Data Preparation

Note

It is the responsibility of each user to check the content of the dataset, review the applicable licenses, and determine if it is suitable for their intended use. Users should review any applicable links associated with the dataset before placing the data on their machine.

Prepare Pretraining and Fine-tuning Datasets

The NeVA model training involves two phases: pretraining and fine-tuning. Each phase requires a distinct dataset.

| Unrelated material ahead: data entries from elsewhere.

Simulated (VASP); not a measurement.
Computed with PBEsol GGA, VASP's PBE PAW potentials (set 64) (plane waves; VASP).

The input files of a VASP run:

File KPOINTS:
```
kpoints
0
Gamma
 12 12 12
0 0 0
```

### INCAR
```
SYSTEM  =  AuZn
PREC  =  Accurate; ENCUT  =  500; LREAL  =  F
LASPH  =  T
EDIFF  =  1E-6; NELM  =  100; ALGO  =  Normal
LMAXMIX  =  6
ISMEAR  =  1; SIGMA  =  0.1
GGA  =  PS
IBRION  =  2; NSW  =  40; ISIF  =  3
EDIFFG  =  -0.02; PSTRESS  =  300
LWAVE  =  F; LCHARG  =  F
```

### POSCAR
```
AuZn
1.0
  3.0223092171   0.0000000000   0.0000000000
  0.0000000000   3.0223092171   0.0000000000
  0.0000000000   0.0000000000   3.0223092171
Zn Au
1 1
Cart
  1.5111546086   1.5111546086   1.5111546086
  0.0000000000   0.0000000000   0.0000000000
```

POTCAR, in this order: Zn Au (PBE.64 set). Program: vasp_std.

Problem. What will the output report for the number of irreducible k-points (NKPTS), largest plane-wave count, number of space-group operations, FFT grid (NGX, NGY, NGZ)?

For pretraining, use the LAION/CC/SBU BLIP-Caption Concept-balanced 558K dataset. Obtain this dataset from LLaVA’s official GitHub repository. After downloading, extract the dataset to:

${data_dir}/neva/datasets/LLaVA-Pretrain-LCS-558K/blip_laion_cc_sbu_558k.json

The image data can be downloaded from HuggingFace. Extract these images to:

${data_dir}/neva/datasets/LLaVA-Pretrain-LCS-558K/images

For fine-tuning, use the LLaVA-mixture-instruction-tuning-data dataset. Obtain this dataset from LLaVA’s official GitHub Data Card. The prompts can be downloaded from HuggingFace. After downloading, extract the dataset to:

${data_dir}/neva/datasets/LLaVA-Instruct-mixture/llava_v1_5_mix665k.json

The image data can be downloaded following LLaVA’s official GitHub repository. Download and organize inside:

${data_dir}/neva/datasets/LLaVA-Instruct-mixture/images

Setting Up LLaMA-2 Chat or Vicuna-v1.5 Checkpoints

We offer support for both LLaMA-2 chat and Vicuna-v1.5 models. Once you’ve downloaded the appropriate HuggingFace checkpoint, you’ll need to extract and save it to your disk to prepare for pretraining.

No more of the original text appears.